A former high-ranking executive with Japanese supplier Nishikawa Rubber Co. has pleaded guilty and will serve 18 months in a US prison for his role in fixing the prices of automotive body sealing products, the US Department of Justice said Wednesday.
Keiji Kyomoto was indicted in October with two other executives at the Hiroshima supplier, accused of rigging bids for weather stripping and rubber seals sold to Toyota Motor and Honda Motor.

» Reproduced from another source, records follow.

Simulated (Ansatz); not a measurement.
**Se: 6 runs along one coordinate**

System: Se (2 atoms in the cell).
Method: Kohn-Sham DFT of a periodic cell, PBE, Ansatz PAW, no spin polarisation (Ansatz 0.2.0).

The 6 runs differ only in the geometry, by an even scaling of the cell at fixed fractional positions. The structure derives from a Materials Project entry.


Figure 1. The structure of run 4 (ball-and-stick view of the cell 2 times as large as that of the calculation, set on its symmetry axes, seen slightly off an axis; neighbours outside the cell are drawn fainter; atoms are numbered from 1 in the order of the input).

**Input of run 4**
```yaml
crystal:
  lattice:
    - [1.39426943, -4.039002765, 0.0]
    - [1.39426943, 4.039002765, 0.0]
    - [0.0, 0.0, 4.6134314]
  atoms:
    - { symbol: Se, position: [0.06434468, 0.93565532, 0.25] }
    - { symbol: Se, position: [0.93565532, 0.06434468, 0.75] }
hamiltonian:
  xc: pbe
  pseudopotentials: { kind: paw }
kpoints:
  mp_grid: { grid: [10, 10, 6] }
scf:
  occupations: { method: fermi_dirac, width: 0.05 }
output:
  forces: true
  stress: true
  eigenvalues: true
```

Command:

Kyomoto’s plea in US District Court for the Eastern District of Kentucky on Wednesday makes him the highest-ranking auto supplier executive snared in the government’s ongoing investigation into widespread price-fixing in the automotive supplier industry. In addition to the prison term, Kyomoto agreed to pay a $20,000 fine as part of his guilty plea to the single charge of price fixing, the US Justice Department said in a release.
Nishikawa was not named in the October indictment or Wednesday’s plea agreement in the Justice Department release. When Kyomoto was indicted in October, however, he was listed on Nishikawa’s website as a director on the company’s board. He was also listed as president of a Delaware-based joint venture with the Japanese company, which manufactured and sold sealing products with offices in Novi and Topeka, Ind.
The indictment is the latest development in an ongoing industrywide federal investigation into price-fixing and bid-rigging. The investigation, led by the Justice Department’s Antitrust Division and the FBI, has led to charges against 58 people and 38 companies and about $2.6 billion in fines, the government said in Wednesday’s statement. Similar investigations have been ongoing in Europe and Asia.